The Board has consulted with certain of the Company's largest
Shareholders in connection with the Delisting and TISE Admission
and has received certain irrevocable undertakings to vote in favour
of the Resolution (please see paragraph 5 below for further
details).
Further information on the Delisting and TISE Admission is set
out in Part II of the Circular.
3. CONSEQUENCES AND RISKS ASSOCIATED WITH DELISTING FROM THE OFFICIAL LIST AND TISE ADMISSION
Following TISE Admission, the Company will be subject to the
TISE Listing Rules. Shareholders should note that the protections
afforded to investors in TISE companies are in some respects less
rigorous than those afforded to investors in companies whose shares
are listed on the premium segment of the Official List. The
regulatory and financial reporting regime applicable to companies
whose shares are listed on the Official List will no longer apply
and the levels of disclosure and corporate governance within the
Company may not be as stringent as for a company listed on the
Official List. This paragraph sets out further detailed information
on the consequences and risks associated with the Delisting.

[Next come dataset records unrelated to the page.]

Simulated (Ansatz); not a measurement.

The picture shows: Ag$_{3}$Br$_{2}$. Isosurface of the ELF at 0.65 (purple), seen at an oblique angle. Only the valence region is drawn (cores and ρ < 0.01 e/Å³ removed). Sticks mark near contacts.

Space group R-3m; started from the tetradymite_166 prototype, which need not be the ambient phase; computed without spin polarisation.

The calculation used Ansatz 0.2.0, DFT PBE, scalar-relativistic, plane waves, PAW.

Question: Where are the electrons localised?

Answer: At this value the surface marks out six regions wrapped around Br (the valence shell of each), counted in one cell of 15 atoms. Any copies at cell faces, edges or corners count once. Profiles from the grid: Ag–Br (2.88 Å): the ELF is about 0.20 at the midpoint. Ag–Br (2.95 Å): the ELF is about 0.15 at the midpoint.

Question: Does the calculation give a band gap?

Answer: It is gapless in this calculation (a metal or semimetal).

While for the most part the obligations of a company whose
shares are traded on TISE are similar to those of companies whose
shares are listed on the premium segment of the Official List,
there are certain exceptions. Examples of these areas of similarity
and difference are provided below:
-- Under the Listing Rules, a company is required to appoint a
'sponsor' for the purposes of certain corporate transactions. The
responsibilities of the sponsor include providing assurance to the
FCA, when required, that the responsibilities of the listed company
have been met. The TISE Listing Rules require that a company
retains a TISE sponsor at all times. The TISE sponsor is
responsible to TISEA for advising and guiding a TISE company on its
responsibilities under the TISE Listing Rules, must be approved by
TISEA to act in that capacity and has ongoing responsibilities to
both the Company and TISEA. The TISE Listing Rules require a TISE
listed company to seek advice from its TISE sponsor regarding its
compliance with the TISE Listing Rules and to take that advice into
account. Conditional on TISE Admission, the Company has appointed
Appleby as its TISE sponsor.
-- Under the TISE Listing Rules (and similar to the Listing
Rules), prior shareholder approval is required for: (i) reverse
takeovers (being an acquisition or acquisitions in a 12 month
period which would exceed 100 per cent. in various class tests;
(ii) acquisitions, which would exceed 15 per cent. in various class
tests, that are not already approved in advance by all shareholders
in accordance with the issuer's constitutional documents; (iii)
disposals which, when aggregated with any other disposals over the
previous 12 months, would result in a material change of business
(being disposals that exceed 75 per cent. in various class tests);
or (iv) transactions with a related party, which would exceed five
per cent. in various class tests, that are not already approved in
advance by all shareholders in accordance with the issuer's
constitutional documents. The TISE Listing Rules require a circular
to be sent to shareholders in relation to the transactions
described in (i) to (iv) above, albeit the content requirements for
such circulars under the TISE Listing Rules are less detailed than
under the Listing Rules and do not require the approval of TISEA
prior to publication (certain circulars published under the Listing
Rules require prior approval by the FCA).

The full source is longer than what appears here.